In a dynamic world of financial markets where retail growth, semiconductor wars, and recession talks take center stage, understanding the broader picture of the global economy is more crucial than ever.
Economic forecasters predict the release of retail sales data today to show the most significant growth since January. The retail sector seems to be humming a different tune from those heralding the onset of a recession. Clearly, consumers didn’t get the memo about an impending economic downturn!
China, the world’s largest consumer of semiconductors, amassed a whopping $180 billion of the $555.9 billion global semiconductor expenditure in 2022. However, the landscape may be shifting. The White House recently decided to implement restrictions on U.S. tech, including chip sales, to China. Domestic industry stakeholders have raised red flags against these actions. This led to industry leaders meeting Biden administration officials yesterday to persuade them against escalating restrictions.
July has seen manufacturing activity expand unexpectedly for two consecutive months, contradicting forecasts of contraction. Despite The Empire State Manufacturing Survey’s general business conditions index falling slightly less than anticipated to 1.1, the picture isn’t all rosy. Some key indicators like new orders and employment went up, while shipments went down. Future expectations for the coming six months also weakened. The silver lining? Inflation seems to be easing, with prices paid and received dropping to their lowest since August and July 2020, respectively.
The fear of an impending recession seems to be fading. Just yesterday, Goldman Sachs reduced its 12-month recession odds from 25% to 20%. Their optimism stems from strong fundamentals and steady progress on inflation, even amid the backdrop of higher borrowing costs. Echoing this sentiment is Treasury Secretary Janet Yellen, who expressed her belief in avoiding a U.S. recession.

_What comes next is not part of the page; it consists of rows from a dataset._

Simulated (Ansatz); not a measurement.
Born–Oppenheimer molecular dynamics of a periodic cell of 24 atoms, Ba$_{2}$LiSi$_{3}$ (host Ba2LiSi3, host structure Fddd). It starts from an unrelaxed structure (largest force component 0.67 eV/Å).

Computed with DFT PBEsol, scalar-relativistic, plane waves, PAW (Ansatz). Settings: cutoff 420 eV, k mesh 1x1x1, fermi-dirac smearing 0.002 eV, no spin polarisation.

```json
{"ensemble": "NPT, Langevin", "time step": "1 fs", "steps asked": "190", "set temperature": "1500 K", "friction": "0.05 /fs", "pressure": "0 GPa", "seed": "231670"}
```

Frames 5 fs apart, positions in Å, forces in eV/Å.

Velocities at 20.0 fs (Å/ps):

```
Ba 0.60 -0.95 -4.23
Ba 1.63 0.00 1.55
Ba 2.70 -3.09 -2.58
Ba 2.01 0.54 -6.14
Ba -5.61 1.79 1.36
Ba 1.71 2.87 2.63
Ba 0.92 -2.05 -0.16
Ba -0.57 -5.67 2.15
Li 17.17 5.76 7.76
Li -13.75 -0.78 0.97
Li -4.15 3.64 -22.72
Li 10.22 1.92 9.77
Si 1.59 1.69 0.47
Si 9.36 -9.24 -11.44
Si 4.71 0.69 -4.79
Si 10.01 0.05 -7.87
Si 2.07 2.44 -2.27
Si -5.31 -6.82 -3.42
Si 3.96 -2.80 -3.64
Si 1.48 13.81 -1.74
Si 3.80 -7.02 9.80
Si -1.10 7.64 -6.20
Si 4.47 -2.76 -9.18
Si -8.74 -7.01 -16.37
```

The Nasdaq-100’s top seven stocks currently dominate 56% of the index, an imbalance that will be corrected after July 24, bringing their collective weight down to 44%. The most significant changes are expected for NVDA (3%), MSFT (3%), and AAPL (0.6%). This is only the second such “special rebalance” in a quarter of a century, the first one back in 2011 left no discernible impact on the affected stocks.
EPS estimates have seen a higher number of positive revisions than negative ones, and pre-season cuts are fewer than typical. Meanwhile, earnings uncertainty, which measures analyst forecast dispersion, is falling for the S&P 500 as a whole. The tech sector, however, is witnessing a rise in uncertainty.
Major market observers, OPEC, IEA, and EIA, all predict a rise in oil demand for Q3 and anticipate a supply squeeze in the latter half of the year. According to Standard Chartered, the global market is already running a deficit. Despite these signals, oil traders have remained sellers, ignoring warnings of a tightening market.